We have been working on this and I have seen improvement through basic repetition of walk/halt/walk/halt etc. He now walks on when I ask him to, and stops when I ask him to. However, he is still so slow and it's all very half hearted on his part. He will still stop and look at something if feels like it. It's not like he has anything to be scared of - we are only walking to the field which has has done everyday for the last 2 years.

Now I have my lorry I want to do some in-hand showing with him next year, and there is no way that I will get anywhere like this.

I need some proper guidance. Please don't just tell me to do 'groundwork' - I need to know exactly what to do to get him to walk nicely by my side and stop planting. I also need to know how to teach him to trot in hand. If I chase him with a schooling whip he will do it (very half heartedly again!), but I can hardly do this in the show ring and I'm not sure it's the right way to do it anyway.

Are there any books, videos, courses etc. which could help? He is naturally laid back, but it seems that as we make huge improvements under saddle, his groundwork is being left behind and I feel clueless about how to improve it. Any ideas?
 
When W is being a pain I like to wake him up with a bit of a sharp shock

I get him feet moving quickly, spin him in circles around me and if the lead rope can touch hos bum hes not moving quick enough. Back up and then circle etc, mix it up so he isnt sure whats coming.

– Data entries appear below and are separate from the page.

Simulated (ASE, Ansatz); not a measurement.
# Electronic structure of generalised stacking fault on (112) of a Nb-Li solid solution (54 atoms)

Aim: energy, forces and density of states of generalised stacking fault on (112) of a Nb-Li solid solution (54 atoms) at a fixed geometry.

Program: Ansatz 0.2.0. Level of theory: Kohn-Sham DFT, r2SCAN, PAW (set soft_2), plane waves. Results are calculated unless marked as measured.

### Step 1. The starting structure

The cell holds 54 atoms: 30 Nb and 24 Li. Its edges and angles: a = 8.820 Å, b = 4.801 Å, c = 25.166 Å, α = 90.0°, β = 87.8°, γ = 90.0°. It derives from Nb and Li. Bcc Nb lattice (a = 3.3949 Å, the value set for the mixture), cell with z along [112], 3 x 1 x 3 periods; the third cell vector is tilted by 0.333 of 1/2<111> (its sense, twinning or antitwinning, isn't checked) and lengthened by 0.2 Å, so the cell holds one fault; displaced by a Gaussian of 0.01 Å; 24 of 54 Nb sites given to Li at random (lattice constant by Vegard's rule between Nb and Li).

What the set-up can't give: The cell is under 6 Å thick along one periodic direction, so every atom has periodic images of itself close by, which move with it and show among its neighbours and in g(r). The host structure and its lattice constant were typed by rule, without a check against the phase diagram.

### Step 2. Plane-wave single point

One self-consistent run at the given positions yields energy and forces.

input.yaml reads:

So id up my energy like its the most exciting game in the world, back up, circle left, walk on, halt, back up, circle right, circle left, trot on. Once hes awake and waiting for his next instruction, the energy is there for a nice forward trot.

just something that works for us
 
When W is being a pain I like to wake him up with a bit of a sharp shock

I get him feet moving quickly, spin him in circles around me and if the lead rope can touch hos bum hes not moving quick enough. Back up and then circle etc, mix it up so he isnt sure whats coming.

So id up my energy like its the most exciting game in the world, back up, circle left, walk on, halt, back up, circle right, circle left, trot on. Once hes awake and waiting for his next instruction, the energy is there for a nice forward trot.

just something that works for us

Thank you. Do you use a whip doing this at all?

Ben does back up, but very slowly. Everything he does on the ground is slow. I don't know how I can create the energy to get him moving his feet without using a whip. But then I don't want to chase him around with a whip either. He doesn't really react to the leadrope. I could wave it around the top of my head and shout 'yahoo' and he wouldn't even flick an ear!
 
I had this problem with Solly back in the day when I used to show him. It took a lot of work but I did get him looking reasonably on his toes and forward going alongside me. But dragging along behind me was always his default setting!:biggrin:

I used to walk him out and about with a lunging caveson on and a roller of some sort. I would attach a lunge rein to his roller on the opposite side to the one I was walking on, take it right around the back of his lovely big apple bum and then grasp it in my right hand that was holding his lead rope, making sure he has a loose enough head and that I wasn't holding him up too tightly. In my other hand (left) I had a lunging whip (without the dangly bit, or at least have the loose bit tightly wound around the ship to stop it trailing and getting in the way. I also got it to a fine art, where I could keep both the lunge line and the whip in my left hand and operate the two guides to him at the same time.

Just the stick bit was long enough for me to simultaneously give him a tickle behind as far back as possible, whilst gently tugging the lunge line around his rump. The moment he went forward I would release the pull on the line around his rump and obviously stop tickling him with the whip.

It took quite sometime to achieve a presentable walk and trot for showing in hand, but he eventually got the message. I also used to do it on the otherside, but I have to confess we never did such a great job, but I just felt we should keep everything even on either side. Either way though, it all helped him get more forward and alongside me. I also used to reinforce it all with a very sharp 'walk on' or trot on' each time I asked for forward in either pace, so he would eventually respond in the ring, without either the long whip or lunge line. I did occasionally have to give him a crafty prod with my show cane to remind him - but only when the judge couldn't see of course!:redface:

I hope this helps, now I read it back it looks very muddled, let me know if I haven't explained clearly and I will have another go!:biggrin:
 
My lass is laid back and that's how she is. Leading to and from the field she is calm and we are not in any rush so thats not a problem. I do not let her stop and nose though, she all has day to do that, look and walk, not stopping.

To trot inhand is the same que as on the lunge or longreining, whatever you do now. I use my voice and body, the back it up is flicking the whip on the floor-I never touch her with it. I also have her awake first before I do anything. So I may have loose schooled first and got her thinking forwards, she is working on the canter to halt she loves the halt :giggle: But this wakes her up as its fun and adds variety.

I trot inhand every time I take her out, so its just part of what we do all the time. To add to it now we do trot to halt and back to trot, it makes it more interesting for her.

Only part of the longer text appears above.